Hong Kong [China], Nov 20 (ANI): Given the recent withdrawal of the governments of Nepal and Pakistan from two separate projects with China, its direct impact may hamper the financial credibility of the latter, thereby creating a blockage "One Belt and Road" (OBOR) initiative, according to award winning financial journalist Peter Guy.
Guy's column, which appeared in the South China Morning Post, stated that unless China reviews its developmental financing strategy, the need for a sovereign guarantee will persist as the Belt and Road expands. Demanding sovereign guarantees in a non-transparent bidding process only arouses suspicions of corruption, he added.
The analysis goes on to say unless China decides to give away multibillion-dollar power generation systems, it will begin acting like a rational financier and demand sovereign guarantees on power off take agreements to support the loans.
The analysis comes in the wake of the government of Nepal's decision to abandon the USD 2.5 billion deal to build the Budhigandaki Hydroelectric project dam with the Chinese state company, China Gezhouba Group.
Furthermore, last week, Pakistan too decided to back out of the USD 14 billion worth Diamer-Bhasha dam with China, refusing to accept the deal's conditions. The project, however, will go ahead, with Pakistan funding the project, which is estimated to generate 4,500 megawatts (MW) of hydropower.

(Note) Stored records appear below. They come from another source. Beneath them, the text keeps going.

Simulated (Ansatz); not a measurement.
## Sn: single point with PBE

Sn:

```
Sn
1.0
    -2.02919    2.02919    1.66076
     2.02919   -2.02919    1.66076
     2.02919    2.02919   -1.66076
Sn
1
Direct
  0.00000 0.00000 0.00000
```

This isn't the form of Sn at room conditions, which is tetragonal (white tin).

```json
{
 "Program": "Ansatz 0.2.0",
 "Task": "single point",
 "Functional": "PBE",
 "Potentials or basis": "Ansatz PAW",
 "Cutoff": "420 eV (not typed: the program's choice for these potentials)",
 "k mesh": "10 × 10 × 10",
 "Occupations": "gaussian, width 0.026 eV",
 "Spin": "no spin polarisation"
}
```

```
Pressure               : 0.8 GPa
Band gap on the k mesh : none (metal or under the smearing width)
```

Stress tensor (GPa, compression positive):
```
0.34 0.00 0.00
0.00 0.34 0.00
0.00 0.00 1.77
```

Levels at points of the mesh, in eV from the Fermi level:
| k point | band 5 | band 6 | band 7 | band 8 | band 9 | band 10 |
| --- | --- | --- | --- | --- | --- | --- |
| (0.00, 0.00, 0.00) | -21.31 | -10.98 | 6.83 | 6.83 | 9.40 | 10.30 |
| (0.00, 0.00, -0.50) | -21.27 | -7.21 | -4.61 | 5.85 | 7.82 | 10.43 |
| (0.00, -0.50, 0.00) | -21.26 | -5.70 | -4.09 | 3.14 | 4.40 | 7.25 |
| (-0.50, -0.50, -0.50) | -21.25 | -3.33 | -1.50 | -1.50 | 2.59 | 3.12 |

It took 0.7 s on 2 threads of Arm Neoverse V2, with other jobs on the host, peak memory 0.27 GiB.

This adds up to two important projects being cancelled one after another, thereby posing a financial obstacle before China's OBOR plan, both due to unacceptable terms on behalf of China.
To this regard, Guy suggests that for massive power projects, the deals represent a sale of generation equipment as well as infrastructure construction. Developmental bankers say that while many recipient countries will do these deals without a sovereign guarantee, China, as a sovereign has realised that they cannot, he further noted.
The author goes on to suggest that the concept of public tender to finance such projects be put out. This would ensure full transparency of the adequacy, suitability and quality of the Chinese equipment being used.
According to Guy, investment in infrastructure cannot be analysed as investments in the conventional financial sense, as they are not credit by the post second world war Marshall Plan or loans, grants made by the International Bank of Reconstruction and Development to war torn European countries, one of the World Bank institutions.
Further, he said the deployment of tens of thousands of Chinese workers to install Chinese equipment is a setback to the employment of locals, which leads to significant political fallout.